Hi there! I am trying to perform a particular comparison after correcting for individual batch effects in DESeq2. The experiment involves the following samples:
condition individual individual_by_group side
di A A L
di A A R
di B B L
di B B R
di C C L
di C C R
est D A L
est D A R
est E B L
est E B R
est F C L
est F C R
What I would like to do is to compare di L samples against est L samples. However, because of tremendous differences between individuals due to inherent variability (as is known to be an issue with this experiment and as seen by PCA), I don't get very many DEGs. Therefore, I need to first correct for individual batch effects. Indeed, if I correct for the individual batch effect using the design ~individual + side, I can then successfully pull out DEGs between di L and di R (so two sides of the same animals, which differ by treatment condition). However, I can't figure out how to do this for di L vs. est L.
Based on the DESeq2 manual, the section "Group-specific condition effects, individuals nested within groups" is most relevant. They provide the following example:
## grp ind cnd ind.n
## 1 X 1 A 1
## 2 X 1 B 1
## 3 X 2 A 2
## 4 X 2 B 2
## 5 X 3 A 3
## 6 X 3 B 3
## 7 Y 4 A 1
## 8 Y 4 B 1
## 9 Y 5 A 2
## 10 Y 5 B 2
## 11 Y 6 A 3
## 12 Y 6 B 3
Based on this, the equivalent design for me would be ~condition + condition:individual_by_group + condition:side
. Using this, however, I cannot address the di L vs. est L question. Again from the manuals' example: "Above, the terms grpX.cndB and grpY.cndB give the group-specific condition effects, in other words, the condition B vs A effect for group X samples, and likewise for group Y samples. These terms control for all of the six individual effects. These group-specific condition effects can be extracted using results with the name argument." Therefore, conditiondi.sideL vs. conditionest.sideL I think actually tells me (di L vs. di R) vs. (est L vs. est R), not di L vs. est L.
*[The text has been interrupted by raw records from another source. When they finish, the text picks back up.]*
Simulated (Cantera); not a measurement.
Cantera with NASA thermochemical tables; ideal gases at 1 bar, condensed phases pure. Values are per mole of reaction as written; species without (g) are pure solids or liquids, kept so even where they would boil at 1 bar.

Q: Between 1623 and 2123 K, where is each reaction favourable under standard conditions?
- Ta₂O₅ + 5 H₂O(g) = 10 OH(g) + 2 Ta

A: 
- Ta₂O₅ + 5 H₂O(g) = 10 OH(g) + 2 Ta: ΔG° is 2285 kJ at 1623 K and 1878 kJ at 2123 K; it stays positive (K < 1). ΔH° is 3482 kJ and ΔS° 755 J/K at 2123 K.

I've tried all sorts of other designs like ~condition + condition:individual_by_group + side or ~condition:individual_by_group + condition + condition:side
, which have either not worked or thrown an error: "Error in checkContrast(contrast, resNames) :
all elements of the contrast as a list of length 2 should be elements of 'resultsNames(object)'".
I also cannot do the straightforward ~individual + condition:side
or something like that because that would lead to a "model matrix not full rank" issue (because individual can predict di vs. est).
Any suggestions? Thanks so much!!
Best, Elisa
Thanks, Kevin! Much appreciated! I agree that your suggestion would make the most direct sense. I did try that already, but it failed because diL and estL can be inferred based on which individual, and since they are thus not wholly independent, the model matrix not full rank error occurred. The closest I could get might be using the ind.n animal designation in the second example above, or in my case, the "individiualbygroup" numbering, but that doesn't really do the right kind of batch correction I'd need. Any ideas on how to get around this? Thanks so much!
Hi,
In DESeq2, we can't compare base levels of di vs est because this is confounded with your fixed effects blocking the individual differences.
The only way to make these comparisons is to model the individual effects as random effects, which can be accomplished with limma using duplicateCorrelation. As far as I know that is the only way to compare across these groups while controlling for the individual correlations within groups.